The statement reads in part; “Our Comrade President, Comrade Victor Osodeke, has urged members of our Great Union to remain calm as there is no cause for alarm on the back to work order delivered earlier today.
“Our lawyer is filing an appeal and stay of execution of the judgment. Members should remain resolute and strong. A people united can never be defeated. Solidarity without compromise.”
Meanwhile, the leadership of the National Association of Nigerian Students and the National Coordinator of Education Rights Campaign (ERC), Hassan Soweto, have reacted to the industrial court order.
Mr Soweto described the court verdict as unfair and shameful, saying it is a confirmation of his belief that “the judiciary is simply an arm of the apparatus of the capitalist state, just as the police and the army.”
He called on the leadership of the Nigeria Labour Congress (NLC) and the Trade Union Congress (TUC) to declare a 48-hour nationwide warning strike in reaction to the court order.
He said the Nigerian court’s role “is to defend the interest of the corrupt ruling elite who are busy stealing the money required to fund public education.”
He said; “At this stage, all we can say is that our solidarity with ASUU on its resolve to fight for adequate funding of public universities remains unshakeble despite this court order.
“We urge the NLC and TUC not to allow the government use the court to frustrate the legitimate struggle of ASUU. We call on the labour movement to respond to this unfair court order by escalating action into a 48 hour warning general strike and mass protest.”
NANS to obstruct political campaigns
Also, the leadership of NANS has said except the government accedes to the demands of the striking lecturers, it would continue to mobilise its members nationwide to obstruct free flow of traffic in major Nigerian cities.
The union said it would also disrupt political rallies if the schools are not reopened before 28 September when political campaigns ahead of 2023 general elections are expected to commence.
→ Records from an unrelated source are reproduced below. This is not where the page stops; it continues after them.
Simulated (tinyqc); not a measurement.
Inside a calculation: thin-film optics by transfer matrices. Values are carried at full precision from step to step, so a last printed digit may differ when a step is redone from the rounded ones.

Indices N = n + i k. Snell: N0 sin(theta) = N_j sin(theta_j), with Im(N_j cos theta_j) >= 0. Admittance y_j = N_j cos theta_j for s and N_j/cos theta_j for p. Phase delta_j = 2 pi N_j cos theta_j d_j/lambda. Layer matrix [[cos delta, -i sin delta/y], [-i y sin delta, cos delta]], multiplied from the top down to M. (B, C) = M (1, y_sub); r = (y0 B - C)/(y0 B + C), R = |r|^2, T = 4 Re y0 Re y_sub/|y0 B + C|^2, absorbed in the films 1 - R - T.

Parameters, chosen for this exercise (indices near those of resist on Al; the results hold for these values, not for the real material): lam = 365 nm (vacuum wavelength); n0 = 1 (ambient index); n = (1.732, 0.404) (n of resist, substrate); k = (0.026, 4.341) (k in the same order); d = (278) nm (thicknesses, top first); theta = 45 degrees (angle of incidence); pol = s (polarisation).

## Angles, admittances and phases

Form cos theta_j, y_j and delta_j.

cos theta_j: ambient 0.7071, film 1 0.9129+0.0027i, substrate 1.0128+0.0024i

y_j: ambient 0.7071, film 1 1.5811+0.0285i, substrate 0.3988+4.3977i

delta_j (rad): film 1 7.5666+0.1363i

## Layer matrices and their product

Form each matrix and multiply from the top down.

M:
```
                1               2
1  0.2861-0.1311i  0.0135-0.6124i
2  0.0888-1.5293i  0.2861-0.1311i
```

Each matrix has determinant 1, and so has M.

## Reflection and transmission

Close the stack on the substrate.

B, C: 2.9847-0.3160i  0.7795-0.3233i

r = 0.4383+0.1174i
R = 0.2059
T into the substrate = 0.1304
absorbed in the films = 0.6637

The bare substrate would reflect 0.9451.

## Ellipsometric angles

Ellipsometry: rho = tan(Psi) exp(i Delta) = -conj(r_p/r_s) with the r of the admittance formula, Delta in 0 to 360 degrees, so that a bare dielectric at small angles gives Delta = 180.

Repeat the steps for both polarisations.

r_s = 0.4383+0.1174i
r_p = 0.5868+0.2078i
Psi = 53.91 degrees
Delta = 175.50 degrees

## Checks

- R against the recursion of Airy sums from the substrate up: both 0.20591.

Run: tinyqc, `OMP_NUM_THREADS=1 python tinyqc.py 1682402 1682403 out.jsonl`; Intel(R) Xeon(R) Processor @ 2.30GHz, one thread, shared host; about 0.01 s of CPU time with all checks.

Addressing journalists in Abeokuta, Ogun State capital, on Wednesday, the Chairman of NANS National Taskforce on #EndASUUStrikeNow, Raymond Ojo, said the students are more united now to defend their common interest.
The protesting students had on Monday grounded movement along the Murtala Muhammed International Airport road in Lagos, subjecting many commuters to what they described as torture.
Mr Ojo said the students would unleash their “anger and frustration” on the Nigerian government until public universities are reopened.
He said; “NANS will continue to ground all the nation’s public assets from roads to airports, including Nigeria Ports Authority if the Federal Government through the Federal Ministry of Education and the Federal Ministry of Labour and Employment fail to resolve with the leadership of the Academic Staff Union of Universities (ASUU) in no distant time.
“Our blocking of access to public roads and ports is just a warning. If the government fails to conclude all the negotiation and agreement with ASUU within the frame of two weeks, they will witness more protests and rallies all over the country.
“They will also witness the annoyance, anger and frustration of Nigerian Students who have been at home for the past seven months. As we promise them that we will not allow any political campaign to hold across the country until we are back to class.
“This government has pushed so many Nigerians Students into depression. We say enough is enough; we can no longer bear the brunt from this avoidable crisis in our nation’s public ivory towers again.”
Mr Ojo also called on Nigerians to join them in their struggle to “rescue tertiary education from further collapse.”
“Either court rules in favour or against ASUU, the students will not relent in our resolve to disrupt government and public organisations including campaigns if our lecturers are not back to classrooms,” he added.
ASUU is requesting the replacement of the Integrated Payroll and Personnel Information System (IPPIS) as salary payment platform with the University Transparency and Accountability Solution (UTAS) which its members developed.
ASUU said rather than ensuring accountability, IPPIS has enabled fraud in the system and that it failed to accommodate the peculiarities of the university system.
The union is also requesting the release of revitilisation fund for the universities as contained in the earlier agreements signed with the government, and the release of its members earned academic allowance, among others.
But on Wednesday, the National Industrial Court ordered the union to suspend the industrial action pending the determination of the matter referred to it by the Nigerian government through its Minister of Labour and Employment, Chris Ngige.